Nancy Vermond is an active volunteer and storyteller who lives in St. Marys.
In the fall a group of elders, retired active growing “seniors”, began meeting at the library to ask ourselves “What is the meaning or purpose of this stage of our lives?” We recognized that in our extremely youth-oriented culture, people in their 70’s, 80’s, and 90’s are seemingly superfluous. People who have grandchildren living nearby often have a strong sense of purpose by being actively involved with them, but this is not always the case. As Canadian author Doris Marshall pointed out in her book Silver Threads: critical reflections on growing old, it was only since the mid-twentieth century that those over 65 were labeled “seniors’ and set apart from the rest of society, and that aging began to be defined as a problem. Marshall observed that those who planned programs for seniors focused on questions like “What do seniors need?” (e.g.economic security, appropriate housing, health care, planned activities and entertainment, etc.) and “Who is going to pay for it?” but rarely “What do seniors have to give to their communities?”
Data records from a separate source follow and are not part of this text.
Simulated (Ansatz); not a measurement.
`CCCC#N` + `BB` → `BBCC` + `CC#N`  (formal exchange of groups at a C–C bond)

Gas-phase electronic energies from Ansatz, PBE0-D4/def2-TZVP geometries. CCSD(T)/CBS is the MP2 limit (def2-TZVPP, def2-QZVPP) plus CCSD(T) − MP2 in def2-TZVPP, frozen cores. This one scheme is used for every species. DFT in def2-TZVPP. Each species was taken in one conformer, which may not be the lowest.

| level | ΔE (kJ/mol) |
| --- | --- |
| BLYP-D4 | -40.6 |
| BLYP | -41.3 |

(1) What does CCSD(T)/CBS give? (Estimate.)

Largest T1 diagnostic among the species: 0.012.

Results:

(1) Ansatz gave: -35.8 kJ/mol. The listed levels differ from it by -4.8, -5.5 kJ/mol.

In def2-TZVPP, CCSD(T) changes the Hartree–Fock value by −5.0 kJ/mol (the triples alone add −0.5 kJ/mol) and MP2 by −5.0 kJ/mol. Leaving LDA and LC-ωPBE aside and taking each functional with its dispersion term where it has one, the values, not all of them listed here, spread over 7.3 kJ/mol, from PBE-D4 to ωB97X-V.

In more traditional cultures, the elders were the teachers, judges, counselors, storytellers, i.e. valued sources of wisdom and humour to be shared with younger members of the village or tribe. There were often three or four generations living “under one roof”. A woman from India once asked a North American, “If the grandparents do not live in your home, where do the children get their stories?” Another story tells of a Westerner who took satellite TV to an African village. At first the young people were fascinated by the images and sound, but one by one, they returned to the circle around their wise old storyteller. They explained, “The TV knows many stories, but the storyteller knows us.”
In our April Elder Circle gathering at the library, we asked ourselves the questions of what we see is missing or needed in our community and what gifts do we have to offer? One of our reflections was the need for a stronger connection between the generations. In a time of retirement housing and nursing homes, the exchange between older and younger people is mostly factored out. How do we begin to create opportunities for more connection among generations? And what gifts do the generations bring to each other? For starters, children bring life, joy and enthusiasm, and we older folks have a lifetime of experience, a longer view, a wealth of stories, and time for just being together. (In the new My Life in a Page project, some seniors/elders are passing on stories from their lives to high school students, who are writing and typing the stories to be preserved in the library. To learn more about this project, you can contact me.)
And, speaking of gifts, on Tuesday morning, May 24, St. Marys elder Marilyn Haywood will be giving a talk on “Core Gifts” to the Elder Circle upstairs at the St. Marys library from 10:45 until noon. This special presentation is free and open to the public. Marilyn will share the understanding that each of us comes into the world with a core gift to contribute. It is important to identify this core gift in order to offer it to others with love and confidence. I, for one, would like to be clear about my own core gift so that, with limited years left, I will not waste my time and energy trying to give someone else’s core gift! When we honour and offer our unique gifts and honour and receive other people’s gifts, we begin to create a rich and affirming wholeness in our community. You are welcome to join us at this event.